How A Well-Written Employee Handbook Can Prevent Compliance Violations

SwipeClock small business FLSA compliance

Your employee handbook is an official declaration of your company’s policies. As such, it can be an important legal safeguard. It helps prevent FLSA and discrimination violations and it can protect you in intellectual property disputes.

Your employee handbook should:

  1. Provide mandated notifications
  2. Outline company policies in detail
  3. Reinforce a culture of compliance
  4. Ensure supervisors treat all employees equally

Know The Laws

You must understand the Fair Labor Standards Act (FLSA) and anti-discrimination laws to create an effective employee handbook. Have an attorney who specializes in employment law help write, or at least review, your handbook.

If it isn’t worded correctly or isn’t written with an understanding of the laws, it could be a liability.

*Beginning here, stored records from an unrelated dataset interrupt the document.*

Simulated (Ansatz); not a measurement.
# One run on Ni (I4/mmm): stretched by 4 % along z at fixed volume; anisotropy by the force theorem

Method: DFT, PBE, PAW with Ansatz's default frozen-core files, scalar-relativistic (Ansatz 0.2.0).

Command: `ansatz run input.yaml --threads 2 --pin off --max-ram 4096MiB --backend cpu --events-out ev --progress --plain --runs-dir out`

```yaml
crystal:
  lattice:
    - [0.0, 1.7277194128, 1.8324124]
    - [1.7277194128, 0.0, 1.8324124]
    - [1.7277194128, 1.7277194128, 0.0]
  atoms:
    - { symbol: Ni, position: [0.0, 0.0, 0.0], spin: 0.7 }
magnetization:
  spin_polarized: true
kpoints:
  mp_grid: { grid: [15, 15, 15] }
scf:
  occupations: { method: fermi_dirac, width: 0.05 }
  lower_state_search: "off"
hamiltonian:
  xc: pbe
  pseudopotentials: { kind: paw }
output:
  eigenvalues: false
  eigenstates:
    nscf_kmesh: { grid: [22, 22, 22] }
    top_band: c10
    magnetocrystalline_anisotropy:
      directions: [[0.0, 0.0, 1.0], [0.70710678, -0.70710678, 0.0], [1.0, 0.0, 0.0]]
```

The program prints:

Let’s discuss the topics your handbook should address and common pitfalls to avoid.

Mandated Compliance Notifications

Employers are required to notify employees of their rights under several different laws. Employees have responsibilities under these laws, as well. Your employee handbook should clearly explain both the employer’s and the employee’s responsibility.

For example, employers are required to notify employees of their FMLA protections. Employees have the responsibility to inform employers as soon as possible when taking FMLA leave.

State Notification Laws

Many states have notification requirements that go beyond those mandated by the FLSA. California, for example, requires notification of policies surrounding internal reporting and anti-harassment protections.

Do you have teams in multiple cities or states? You’ll need sections for each location you have employees.

At-Will Employment and Right-To-Work Laws

At-will employment policies define the nature of the employment agreement. Right-to-work laws govern the relationship between union contracts and state law. These laws may differ depending on whether you are a public or private sector employer.

Common Pitfalls:

  • Unknowingly implying a guaranteed duration of employment in a job interview. This can cause problems if you terminate the employee.
  • Not documenting a valid, legal reason for firing an employee. This is a vulnerability if the former employee claims unlawful termination due to discrimination.

Non-Disclosure and Non-Compete Agreements

Non-disclosure agreements (NDA) are important. First off, you don’t want your employees sharing your company’s trade secrets or those of a business partner. Secondly, they help protect sensitive HR information.

NDAs and non-compete contracts need to be narrowly-defined so you don’t violate anti-discrimination laws.

Common Pitfalls:

  • Some employers don’t realize that they can’t prohibit employees from discussing wages and working conditions with others.
  • Non-compete clauses are illegal if they inhibit someone from pursuing their profession.

Employee Timekeeping and Wages

Complying with the FLSA, FMLA, and ACA hinges on accurate employee timekeeping. Make sure your manual instructs employees on how to use your timekeeping system.

Common Pitfalls:

  • Not realizing that your state has an automatic cost-of-living increase in the minimum wage.
  • Failing to outline whether employees need to clock out for breaks and meals. (Check your state laws.)
  • Asking an applicant to disclose their wage history. Some pay equity rules prohibit this practice.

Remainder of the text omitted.